Tesco aisles

Source: alamy

Tesco has made the HFSS content of its suppliers’ products a key factor in its new range reset, as it urges companies to do more to make healthy food cheaper.

The supermarket urged suppliers to set targets for reformulation if they had not already done so, in line with its pledge for 65% of its sales to be ‘healthy’ by 2025.

The move comes as Tesco this week launched its biggest range review since Dave Lewis’s Project Reset began in 2015.

Tesco has already signed up to a pledge to remove 100 billion calories from its own-label line-up in the next two years, but now it wants more of its suppliers to make similar commitments.

The announcement comes just weeks after Tesco said it would continue with a ban on HFSS multibuy promotions, including bogofs, despite plans for a national ban being put on hold by government because of the cost of living crisis.

Under Tesco’s Fit for Growth plans, which were presented to its grocery suppliers last week, it says it will take into account the extent to which companies are innovating and reformulating on health.

It is not the first time the supermarket has asked suppliers to do more to make healthier food more affordable. In 2018 Dave Lewis claimed the premium customers paid for many healthier products was “not justifiable”.

David Sables, who founded Sentinel Management Consultants, said despite government rowbacks he believed Tesco was now ready to begin using health as a reason to delist suppliers who failed to make their non-HFSS products cheaper.

”Tesco has broached this subject before but I believe they now plan to use this as a key driver to force down prices,” he said.

“They know they have a lot of support from the public and powerful shareholder interests who have been pushing retailers to go further on health despite government backtracks.
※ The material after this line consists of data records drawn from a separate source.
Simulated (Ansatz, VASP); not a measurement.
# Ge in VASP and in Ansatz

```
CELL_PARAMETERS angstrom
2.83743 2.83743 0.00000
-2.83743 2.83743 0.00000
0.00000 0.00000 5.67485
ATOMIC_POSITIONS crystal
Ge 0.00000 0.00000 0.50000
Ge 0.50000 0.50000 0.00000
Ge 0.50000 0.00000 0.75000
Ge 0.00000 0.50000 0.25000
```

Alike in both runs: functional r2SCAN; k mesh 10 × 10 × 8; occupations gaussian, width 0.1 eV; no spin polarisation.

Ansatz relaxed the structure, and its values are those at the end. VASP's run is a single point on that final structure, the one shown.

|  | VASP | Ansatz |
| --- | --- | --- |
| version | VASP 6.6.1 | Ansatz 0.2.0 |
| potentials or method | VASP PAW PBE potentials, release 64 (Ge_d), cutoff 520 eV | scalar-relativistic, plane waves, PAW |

“The fact is, it doesn’t really matter what the government says about HFSS promotions and that sort of thing – if Tesco starts demanding moves on health, suppliers are going to find it very difficult to resist.”

Tesco’s presentation to suppliers stressed the huge impact on society of one in three people in England being obese.

It coincides with a report by the Tony Blair Institute this week which urged a future government to introduce fiscal measures to incentivise supermarkets to sell healthier food.

A Tesco spokeswoman said the range review planned to encourage innovation from suppliers to make food healthier, as well as hitting Tesco’s environmental targets.

“Our shared objectives for the review are to continue to deliver great availability and quality, at the same time as maintaining our focus on value, health and sustainability,” she said.